- Serves: 4
- Cook Time: 18 minutes
- Prep Time: 10 minutes
- Effort: easy
- 500 g potatoes, anya or pink fir-apple potatoes, halved
- 200 g fine green beans
- 12 quail's eggs
- 1 romaine lettuce, shredded (heart only)
- 400 g tinned tuna, in spring water, drained
For the dressing:
- 1 tbsp capers, roughly chopped
- 1 red chillies, seeded and finely chopped
- 1 small clove garlic, crushed
- 1 tsp olive oil
- 1 limes, grated rind and juice
- 1 pinches fine sea salt and freshly ground black pepper
1. Cook the potatoes in a large pan of boiling salted water for 15 minutes, adding the beans to the pan for the last 2-3 minutes of cooking time.
2. Meanwhile, cook the eggs in a pan of boiling water for 4 minutes. Drain well and cool under running water until completely cold.

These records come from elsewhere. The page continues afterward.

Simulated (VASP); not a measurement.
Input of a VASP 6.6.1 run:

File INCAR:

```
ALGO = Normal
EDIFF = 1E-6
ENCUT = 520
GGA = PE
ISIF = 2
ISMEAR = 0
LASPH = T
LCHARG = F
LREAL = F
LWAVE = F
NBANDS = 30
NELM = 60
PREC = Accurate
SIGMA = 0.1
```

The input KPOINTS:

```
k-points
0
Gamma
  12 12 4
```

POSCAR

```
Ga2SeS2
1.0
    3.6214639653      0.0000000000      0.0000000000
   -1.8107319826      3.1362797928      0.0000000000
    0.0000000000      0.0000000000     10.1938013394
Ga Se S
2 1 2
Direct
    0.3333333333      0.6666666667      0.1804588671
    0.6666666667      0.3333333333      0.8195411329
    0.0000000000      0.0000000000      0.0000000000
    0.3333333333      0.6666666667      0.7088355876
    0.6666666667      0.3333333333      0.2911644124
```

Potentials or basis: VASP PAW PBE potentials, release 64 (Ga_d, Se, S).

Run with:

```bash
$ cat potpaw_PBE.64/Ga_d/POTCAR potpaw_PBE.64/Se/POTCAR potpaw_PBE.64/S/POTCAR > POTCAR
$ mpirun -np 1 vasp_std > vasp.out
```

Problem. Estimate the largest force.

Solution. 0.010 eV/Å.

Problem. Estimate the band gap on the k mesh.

3. To make the dressing, stir together the capers, chilli, garlic, olive oil and lime rind and juice, adding salt and pepper to taste.
4. Drain the potatoes and beans then cool under running water until completely cold. Shell and halve the eggs.
5. Loosely toss together the lettuce, tuna, potatoes, beans, eggs and dressing. Serve the salad as soon as it is tossed.